B2B E-Invoicing Increased by 20% Worldwide in 2011

16 January 2012


Basware, the leading provider of purchase-to-pay solutions, and Billentis, the independent experts in e-invoicing, estimate that the number of B2B e-invoices sent globally rose by 20% in 2011, with large markets such as Germany, Mexico and France accelerating the adoption curve.

Legislative changes to mandate e-invoices or reinforce the value of electronic formats have contributed to this increase in adoption rates. These include:

  • The announcement in 2011 by the U.S. Department of Treasury that by the end of fiscal 2012, all Treasury Bureaus will implement an electronic invoice processing solution as part of President Obama's "Campaign to Cut Waste" to improve government efficiency and cut costs for taxpayers;
  • Mexico defined new legal requirements and mandated enterprises to exchange invoices electronically if the value exceeds a certain amount or if the enterprise generates revenues of at least 4 million Mexican Pesos (roughly USD $340,000);
  • Germany, the Nordic countries and Benelux states introduced moderate legislation to encourage the use of e-invoicing but adoption was largely organic through a recognition of the benefits of automation;
  • The 2010 requirement by the Finnish State Treasury for state agencies and institutions to receive only e-invoices from their suppliers;
  • In 2012, countries such as Greece, Kazakhstan, Norway and Spain will enforce mandatory regulations around e-invoicing.

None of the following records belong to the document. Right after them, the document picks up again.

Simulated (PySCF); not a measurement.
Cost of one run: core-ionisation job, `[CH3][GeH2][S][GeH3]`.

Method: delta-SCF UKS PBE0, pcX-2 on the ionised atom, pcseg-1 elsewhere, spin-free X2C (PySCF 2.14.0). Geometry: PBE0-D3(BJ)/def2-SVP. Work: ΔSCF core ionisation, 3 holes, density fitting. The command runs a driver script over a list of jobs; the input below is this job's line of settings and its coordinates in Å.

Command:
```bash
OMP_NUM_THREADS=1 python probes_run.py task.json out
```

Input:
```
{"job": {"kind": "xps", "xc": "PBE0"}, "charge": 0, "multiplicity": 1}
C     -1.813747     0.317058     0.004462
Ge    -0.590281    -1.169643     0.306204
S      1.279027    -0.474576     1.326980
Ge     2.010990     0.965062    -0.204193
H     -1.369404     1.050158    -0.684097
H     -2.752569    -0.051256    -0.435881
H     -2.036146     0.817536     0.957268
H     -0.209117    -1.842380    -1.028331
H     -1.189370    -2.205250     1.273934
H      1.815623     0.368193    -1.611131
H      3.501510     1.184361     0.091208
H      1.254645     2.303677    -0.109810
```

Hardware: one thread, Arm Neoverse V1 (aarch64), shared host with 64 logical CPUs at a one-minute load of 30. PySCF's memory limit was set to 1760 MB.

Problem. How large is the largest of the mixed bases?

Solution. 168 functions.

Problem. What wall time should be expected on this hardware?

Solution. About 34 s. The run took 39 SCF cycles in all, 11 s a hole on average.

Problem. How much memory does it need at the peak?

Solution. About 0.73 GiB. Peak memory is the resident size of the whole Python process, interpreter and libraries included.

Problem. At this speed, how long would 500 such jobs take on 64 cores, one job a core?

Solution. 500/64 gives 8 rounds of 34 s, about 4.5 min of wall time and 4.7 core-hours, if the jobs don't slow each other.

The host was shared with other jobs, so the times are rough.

Globally, e-invoicing has been adopted by countries at different rates and the legislation varies between these regions. In Asia, specifically Japan and China, the electronic version of an invoice is only regarded as a copy and the paper version is required for compliance purposes. This is in contrast to other Asian countries, such as Singapore, Malaysia, Taiwan and South Korea, where the approach to e-invoicing is advanced and electronic invoices are accepted as official financial documentation.

Esa Tihilä, CEO, Basware, said “Legislation regarding financial records varies between regions. Companies using paper-based invoicing methods need to understand these legal variants to trade globally. E-invoicing technology removes this headache since it automates compliance with countries’ different legal requirements. Despite this benefit, concerns around financial compliance have led some countries to be cautious about removing paper completely to document invoice records. As more countries embrace electronic versions, businesses will start to reap the benefits of automating invoices.”

The recent global Cost of Control Fuzzy Finance report, commissioned by Basware, reported that investing in e-invoicing technology to increase productivity was ranked as the top activity that 52% of businesses are more likely to do now than 12 months ago.

In addition to the productivity benefits, the macro-economic environment is a significant driver for e-invoicing adoption across both enterprise and SME business. The increased focus on cash flow management and forecasting accuracy requires businesses to improve visibility of cash flow, and e-invoicing gives them this transparency.

Tihilä added, “The economic climate continues to be volatile and cash flow management is of critical importance as businesses strive to identify cost savings across the organization. E-invoicing gives businesses the ability to improve transparency of cash flow in real-time, and the increased rates of adoption seen in 2011 shows that businesses are realizing the benefits.”

Bruno Koch, an independent European e-invoicing consultant from Billentis, commented, “In terms of e-invoicing adoption, the world is dividing into two categories, those who see the value of electronic B2B invoices and those who put the value into paper as the official copy. Different models are emerging of how e-invoicing should be enforced, for example the Brazilian model is highly linked to obligation, but the success of this is dependent on cultural attitudes. Globally there is a long way to go before B2B e-invoicing is the standard but a number of countries are leading the way, and the automation of invoicing is being embraced by more countries year-on-year.”